Hacker News new | ask | show | jobs
by masklinn 1478 days ago
> And indeed, Go's scheduler is cooperative.

It hasn't been cooperative for a few versions now, the scheduler became preemptive in 1.14. And before that there were yield points at every function prolog (as well as all IO primitives) so there were relatively few situations where cooperation was necessary.

> Without knowing too much assembly, I would assume any modern processor would make a context switch a one instruction affair.

Any context switch (to the kernel) is expensive, and way more than a single operation. The kernel also has a ton of stuff to do, it's not just "picks the thread to run", you have to restore the ip and sp, but also may have to restore FPU/SSE/AVX state (AVX512 is over 2KB of state), traps state.

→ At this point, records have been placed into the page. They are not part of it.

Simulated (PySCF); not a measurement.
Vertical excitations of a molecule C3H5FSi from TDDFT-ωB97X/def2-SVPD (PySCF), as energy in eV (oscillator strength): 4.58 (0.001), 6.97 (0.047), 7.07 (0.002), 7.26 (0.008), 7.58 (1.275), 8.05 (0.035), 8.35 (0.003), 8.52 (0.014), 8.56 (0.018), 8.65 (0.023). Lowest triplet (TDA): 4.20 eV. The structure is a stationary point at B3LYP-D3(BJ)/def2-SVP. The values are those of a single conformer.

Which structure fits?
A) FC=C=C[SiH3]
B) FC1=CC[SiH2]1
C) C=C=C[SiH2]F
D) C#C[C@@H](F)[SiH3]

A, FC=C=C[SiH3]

Kernel-level context switching costs on the order of 10x what userland context switching does: https://eli.thegreenplace.net/2018/measuring-context-switchi...

> LOAD THREAD

There is no load thread instruction

1 comments

> It hasn't been cooperative for a few versions now, the scheduler became preemptive in 1.14. And before that there were yield points at every function prolog (as well as all IO primitives) so there were relatively few situations where cooperation was necessary.

Since co-op was most unnecessary, do you know why it was changed to preemptive or what the specific cases were that are resolved with preemptive scheduling?

Tight loops without function calls.
IIRC in earlier versions, an infinite loop without function calls could freeze the entire runtime: GC's stop the world event is triggered => goroutines are being suspended cooperatively => but this one goroutine never enters a function prolog and thus never suspends => all goroutines except one are suspended and there's no progress. Preemptive scheduling is much more robust. Although it's solvable in cooperative scheduling with an additional suspension check at the end of each loop, but it adds overhead for all loops. If I remember correctly, .NET or JVM implement safe points for GC (which can be used to switch contexts cooperatively as well) by simply reading a pointer from a special preallocated virtual memory page which is remapped to nothing when a stop-the-world event is triggered, so such a read traps into an invalid memory handler where you can park your thread. But I'm not sure how costly it is for thousands/millions of coroutines.
> But I'm not sure how costly it is for thousands/millions of coroutines.

Still cheap: you only need to preempt the threads which are actively running user code. If a coroutine is ready to run, but not actually running, you don't have to do anything with it (as long as you check for safepoints before entering user code.) That means your safepoints cost is `O(os threads currently running user code)` which in most runtimes is `O(num cores)`

Replace “tight” with “long-running/infinite” but yeah, otherwise this is correct.